What Publishers Need to Know about Google Analytics 4 (GA4)

Good-bye, Universal Analytics!

On July 1, 2023, Google Universal Analytics will officially stop processing data, ushering in the era of Google Analytics 4 (GA4).

Above all, GA4 represents a shift away from the session-based tracking of Universal Analytics (UA) in favor of event-based tracking. This change aims to unify web and app data, capture the complete customer lifecycle, and provide more detailed insights into user behavior.

What Does This Mean for Publishers?

First, it means that if you haven’t yet created a GA4 property, you should do so ASAP (you can find instructions here).

Second, it means that you need to understand the nuances of GA4 or risk losing valuable insight into your user behavior.

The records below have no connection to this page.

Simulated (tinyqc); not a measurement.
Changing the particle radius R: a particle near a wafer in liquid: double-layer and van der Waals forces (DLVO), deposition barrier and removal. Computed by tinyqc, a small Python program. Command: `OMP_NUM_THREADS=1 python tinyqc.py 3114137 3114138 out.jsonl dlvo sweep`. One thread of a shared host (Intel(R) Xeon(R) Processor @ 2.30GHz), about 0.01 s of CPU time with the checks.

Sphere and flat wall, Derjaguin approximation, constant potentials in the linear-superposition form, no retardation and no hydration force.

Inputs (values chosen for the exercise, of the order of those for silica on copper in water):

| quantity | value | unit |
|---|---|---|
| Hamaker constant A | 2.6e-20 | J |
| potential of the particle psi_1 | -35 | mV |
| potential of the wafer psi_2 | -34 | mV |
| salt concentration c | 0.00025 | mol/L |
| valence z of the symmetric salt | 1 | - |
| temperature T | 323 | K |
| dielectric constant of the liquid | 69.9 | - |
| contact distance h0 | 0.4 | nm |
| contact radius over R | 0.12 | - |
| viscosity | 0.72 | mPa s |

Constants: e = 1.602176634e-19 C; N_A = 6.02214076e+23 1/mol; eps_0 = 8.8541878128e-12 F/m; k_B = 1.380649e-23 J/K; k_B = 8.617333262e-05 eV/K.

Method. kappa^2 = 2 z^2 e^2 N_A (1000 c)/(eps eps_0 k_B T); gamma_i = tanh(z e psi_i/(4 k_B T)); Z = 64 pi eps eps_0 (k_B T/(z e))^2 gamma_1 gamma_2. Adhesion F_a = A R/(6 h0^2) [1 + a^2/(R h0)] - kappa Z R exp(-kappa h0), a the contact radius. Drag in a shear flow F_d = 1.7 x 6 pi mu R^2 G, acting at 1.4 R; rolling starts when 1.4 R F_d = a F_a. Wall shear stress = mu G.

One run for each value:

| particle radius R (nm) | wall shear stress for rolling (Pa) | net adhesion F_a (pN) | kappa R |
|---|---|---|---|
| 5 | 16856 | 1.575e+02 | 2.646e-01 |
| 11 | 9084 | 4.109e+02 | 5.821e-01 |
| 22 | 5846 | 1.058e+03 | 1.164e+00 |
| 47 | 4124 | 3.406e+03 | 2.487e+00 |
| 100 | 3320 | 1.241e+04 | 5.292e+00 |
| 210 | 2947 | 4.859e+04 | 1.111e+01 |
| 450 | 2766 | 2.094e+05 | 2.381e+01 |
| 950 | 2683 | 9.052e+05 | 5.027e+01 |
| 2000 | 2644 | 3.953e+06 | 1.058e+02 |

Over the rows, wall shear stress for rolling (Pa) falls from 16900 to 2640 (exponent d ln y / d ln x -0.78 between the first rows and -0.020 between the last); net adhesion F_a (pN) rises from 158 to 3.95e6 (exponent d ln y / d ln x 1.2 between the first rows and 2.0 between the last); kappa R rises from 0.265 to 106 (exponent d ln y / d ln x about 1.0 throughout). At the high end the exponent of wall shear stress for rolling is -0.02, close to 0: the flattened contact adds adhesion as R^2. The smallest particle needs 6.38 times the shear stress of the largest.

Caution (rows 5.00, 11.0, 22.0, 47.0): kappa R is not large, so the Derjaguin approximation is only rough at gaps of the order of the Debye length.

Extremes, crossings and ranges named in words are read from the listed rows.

Why GA4 Matters to Publishers

GA4 is significant for several reasons:

Improved User Behavior Tracking

GA4’s event-based model provides a more comprehensive understanding of user behavior across platforms.

This can be essential for you to optimize your content strategy based on user interaction patterns.

Advanced Machine Learning

GA4’s enhanced machine learning capabilities offer more accurate forecasting and predictions.

You can use this feature to anticipate user behavior trends and adjust their approach accordingly.

Comprehensive Cross-Platform Analysis

By unifying web and app data, GA4 allows you to track and analyze user interactions across different platforms.

This can be particularly useful if you’re operating on multiple digital platforms.

Differences Between UA and GA4

Here are the key differences between Universal Analytics and GA4:

  • Event-driven data model
  • Users
  • Sessions
  • Bounce rate vs engaged sessions
  • Pageviews
  • Cross-platform tracking
  • Reporting
  • Audience definitions and capabilities
  • Machine learning and predictive analysis

Event-Driven Data Model

The most significant difference between UA and GA4 is the shift from a session-based data model to an event-based model.

In UA, data was organized around sessions, with user interactions (events) being secondary to those sessions. In GA4, however, everything is an event, including pageviews, user interactions, and transactions.


In UA, there are two user metrics: total users and new users, with total users being the primary user metric.

In GA4, there are three user metrics: total users, new users, and active users, with active users being the primary user metric.

The primary difference between active users and total users is that an active user is a user who has an engaged session, or when GA4 collects the first_visit event from a website or the first_open event from an app.

In other words, GA4 will not consider users who bounced right away as active users.


In UA, a session begins when a user visits your site or when a user visits your site from a new traffic source/medium (i.e. UTM).

A session ends after 30 minutes of inactivity or at midnight.

In GA4, a session is triggered when a user visits your site, but it doesn’t restart with a new campaign parameter.

GA4 sessions end after 30 minutes of inactivity, but do not end automatically at midnight.

Bounce Rate vs Engaged Sessions

UA used Bounce Rate as a key metric, which measured the percentage of sessions where the user only viewed a single page.

GA4 replaces this with the concept of Engaged Sessions, which are sessions where a user interacted with the site for at least 10 seconds, completed a conversion event, or viewed two or more pages.


There is no major difference in pageviews between UA and GA4. In fact, Google notes that “in general, Pageviews should be fairly close between UA and GA4, generally within a few percentage points.”

However, like most things in GA4, there’s a new way to view pageviews.

Cross-Platform Tracking

While UA allowed you to track users across different platforms, it treated data from different platforms (such as web and mobile) separately.

In contrast, GA4 unifies this data, giving you a holistic view of user behavior across different platforms.


UA offered a standard set of reports, but with GA4, there’s a shift to more flexible, customizable reporting.

The standard reports of UA are replaced with modular, adjustable report templates focused on the user lifecycle stages: acquisition, engagement, monetization, and retention.

Audience Definitions and Capabilities

In UA, audiences were typically defined for remarketing purposes.

GA4 enhances this functionality, allowing you to define audiences based on almost any combination of data and use those definitions across analysis and reporting.

Machine Learning and Predictive Analytics

While UA had some machine learning capabilities, GA4 significantly expands on this, offering features like predictive metrics and anomaly detection.

These features can provide invaluable insights and forecasts about user behavior.